Wells Fargo Bank, Union Bank of California and Bank of America have so far failed to deliver on their pledges to back the federal government's largest ever inner-city lending program, the Los Angeles Community Development Bank.
A widely watched experiment in reviving depressed urban neighborhoods through loans to struggling--but promising--entrepreneurs, the development bank counted on the big institutions' commitment to lend $210 million in areas such as Pacoima and South-Central Los Angeles.
But not a penny of that money has come through. "Getting them to honor their pledge has been problematic," said C. Robert Kemp, head of the development bank.
As a result, the institution has relied instead on an array of smaller banks and other lenders, which have kicked in $33 million to augment its $40 million in federally funded loans approved to date.
That disappoints the development bank's officials, who say the goal is to create a government partnership with private financial institutions. The big banks' $210 million, matched by federal funds, was to have gone to businesses that had failed to qualify for conventional financing.
Banks give varied answers as to why the joint lending program has faltered. Some say the risks involved are too high. Others say the problem lies with the development bank, which they contend has failed to standardize the program, or with unreasonably high expectations of how quickly the program could be put into place.
Also cited are changing economic conditions that have banks chasing marginal borrowers they wouldn't consider during the recession in which the development bank was conceived. This has pushed the federally funded development institution toward even more risky deals, said Robert A. McNeely, Union Bank senior vice president. Union will participate at a later stage of the development bank's evolution, he predicted.
The development institution "was not to be a charitable program," said Bank of America Executive Vice President Don Mullane. "If you really want to benefit that area, you've got to make loans of substance to companies of substance."

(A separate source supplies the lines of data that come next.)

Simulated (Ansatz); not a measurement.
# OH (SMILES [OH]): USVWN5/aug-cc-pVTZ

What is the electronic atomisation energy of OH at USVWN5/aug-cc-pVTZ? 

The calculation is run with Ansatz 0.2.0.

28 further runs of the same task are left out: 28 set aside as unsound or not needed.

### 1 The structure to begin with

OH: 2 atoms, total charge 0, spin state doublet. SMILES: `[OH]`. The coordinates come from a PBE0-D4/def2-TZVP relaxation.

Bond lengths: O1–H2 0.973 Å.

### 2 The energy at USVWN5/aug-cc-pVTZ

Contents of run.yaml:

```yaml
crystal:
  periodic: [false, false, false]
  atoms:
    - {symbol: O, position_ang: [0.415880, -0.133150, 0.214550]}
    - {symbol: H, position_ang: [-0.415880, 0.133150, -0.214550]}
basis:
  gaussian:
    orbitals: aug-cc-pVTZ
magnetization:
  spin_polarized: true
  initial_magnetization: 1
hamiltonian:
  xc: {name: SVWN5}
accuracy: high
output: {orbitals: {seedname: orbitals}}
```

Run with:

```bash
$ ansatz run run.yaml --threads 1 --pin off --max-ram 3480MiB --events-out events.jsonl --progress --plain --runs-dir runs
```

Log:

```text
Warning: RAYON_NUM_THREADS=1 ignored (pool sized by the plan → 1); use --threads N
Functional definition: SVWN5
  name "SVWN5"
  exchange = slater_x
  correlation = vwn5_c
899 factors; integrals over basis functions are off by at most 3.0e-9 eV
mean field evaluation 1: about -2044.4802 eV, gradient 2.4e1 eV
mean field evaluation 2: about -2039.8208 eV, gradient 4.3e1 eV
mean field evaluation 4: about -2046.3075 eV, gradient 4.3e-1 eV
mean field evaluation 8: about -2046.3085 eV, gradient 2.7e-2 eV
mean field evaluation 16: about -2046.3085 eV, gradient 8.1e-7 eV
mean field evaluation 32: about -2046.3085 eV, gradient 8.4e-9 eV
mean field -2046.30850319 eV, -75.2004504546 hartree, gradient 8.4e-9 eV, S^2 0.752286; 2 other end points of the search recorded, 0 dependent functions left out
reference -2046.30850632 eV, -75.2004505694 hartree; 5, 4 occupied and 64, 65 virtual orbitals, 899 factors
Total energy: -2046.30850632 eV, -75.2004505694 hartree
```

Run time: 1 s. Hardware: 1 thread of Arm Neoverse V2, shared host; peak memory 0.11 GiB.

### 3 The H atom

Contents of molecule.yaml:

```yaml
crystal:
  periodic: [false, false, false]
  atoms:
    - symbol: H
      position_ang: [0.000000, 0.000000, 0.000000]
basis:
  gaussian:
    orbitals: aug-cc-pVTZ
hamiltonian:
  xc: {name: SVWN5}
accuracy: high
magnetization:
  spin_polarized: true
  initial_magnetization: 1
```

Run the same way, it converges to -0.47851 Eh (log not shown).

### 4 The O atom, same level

Los Angeles Deputy Mayor Rockard Delgadillo said Mayor Richard Riordan plans to seek federal changes in the program to expand the eligible pool of borrowers. Delgadillo agreed that the development bank has been forced to focus on risky borrowers, but he also said private banks need to be "pushed" toward involvement.
The Community Development Bank was established in 1995 to help soften the blow of the city's failure to win an empowerment zone from the federal government. Instead, Los Angeles got $430 million from the Department of Housing and Urban Development to set up a 10-year loan program for businesses in targeted industrial areas on the Eastside and in South-Central, Pacoima and some unincorporated areas of Los Angeles County. (The city recently got the empowerment zone after all, but the development bank remains in place.)
The idea was to pair the federal loan money with private bank loans to stimulate job growth in disadvantaged areas, and initially banks responded enthusiastically. In 1995, Bank of America pledged $50 million, and Wells Fargo and what was then First Interstate--which Wells has since acquired--pledged a combined $125 million. Union Bank said it would kick in $35 million. A consortium of smaller lenders pledged a total of $100 million.
The development bank targeted the riskiest borrowers, those who had been turned down for conventional bank loans, and often those with few assets to show beyond their equipment and inventories. In fact, among the hundreds of businesses that have applied for loans are a few so marginal that they don't even have bank accounts and survive from one cash transaction to the next, Kemp said.
Among the beneficiaries to date is American Fleet Services President Maurice Venegas, who got a $25,000 loan from the community bank through one of its most successful intermediaries, the Valley Economic Development Center.
Venegas, 28, typifies the kind of scrappy, marginalized entrepreneur the development bank hopes to help become a good credit risk for mainstream financial institutions. A Colombian immigrant who learned English here at age 10, he used credit cards and student loans to buy a bus while still a student at UCLA. He has since built a transit services and truck repair business that has $1.1 million in yearly revenue. "I will make those payments before I make any other payments," he said of the community bank's loan. "I was so surprised they did come through when no [other] bank would."
Another borrower is Desmond George, owner of a South-Central grocery who watched his store burn to the ground in the 1992 riots. Banks would not extend him credit because of his losses.
Though borrowing $100,000 from the development bank helped him reopen his deli counter, he still lacks working capital and fears that the loan won't give him a sufficient credit history to qualify for conventional bank loans in the future.